In [1]:
from datetime import datetime
from os.path import exists as file_exists
import pandas as pd
from pprint import pprint as pp
import re
import requests
from time import sleep
import xmltodict
import Credentials      # Get API keys, etc.

apikey = Credentials.prod_api
baseurl = 'https://api-na.hosted.exlibrisgroup.com'
item_query = '/almaws/v1/bibs/{mms_id}/holdings/{holding_id}/items/{item_pid}?apikey={apikey}'

exported_csv = "FullItemList.csv"
filled_csv = "FilledEnumChron.csv"
err_log_txt = "log.txt"

### Run this cell if you want to use the Limited-list CSV
exported_csv = "LimitedList.csv"

#### Create original df

In [80]:
# Depending on how the file was exported, column names may or may have either spaces or underscores
df = pd.read_csv(exported_csv, converters={'Item_ID': str, 'Holdings_ID': str, 'MMS_ID': str, 'Item ID': str, 'Holdings ID': str, 'MMS ID': str})
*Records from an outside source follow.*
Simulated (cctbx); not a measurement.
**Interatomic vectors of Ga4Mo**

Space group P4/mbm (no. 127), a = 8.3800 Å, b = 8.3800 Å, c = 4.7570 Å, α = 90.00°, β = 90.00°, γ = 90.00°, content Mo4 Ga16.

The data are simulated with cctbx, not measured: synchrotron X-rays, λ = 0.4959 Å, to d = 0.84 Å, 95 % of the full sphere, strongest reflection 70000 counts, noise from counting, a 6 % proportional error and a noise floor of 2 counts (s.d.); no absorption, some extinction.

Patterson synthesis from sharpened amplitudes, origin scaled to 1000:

#### Clean up, tweak & format df

In [29]:
# Remove spaces from column names
df.columns = [c.replace(' ', '_') for c in df.columns]
# Rename certain columns
df = df.rename(columns={'Permanent_Location': 'Location', 'Item_Policy': 'Policy', 'Material_Type': 'Material'})
# Strip leading/trailing space from Description
df.Description = df.Description.str.strip()
# Collapse multiple spaces within the Description
df.Description.replace(' +', ' ', regex=True, inplace=True)

In [30]:
# Add columns for the Enum/Chron fields
EC_fields = ['Enum_A', 'Enum_B', 'Chron_I', 'Chron_J']
df[EC_fields] = None

#### The function for getting info from Description to Enum/Chron fields:

In [31]:
def fill_and_extract(regex, these_fields):
    exp = re.compile(regex)
    for i, f in enumerate(these_fields):
        df[f] = df['Description'].str.extract(exp, expand=True)[i].fillna(df[f])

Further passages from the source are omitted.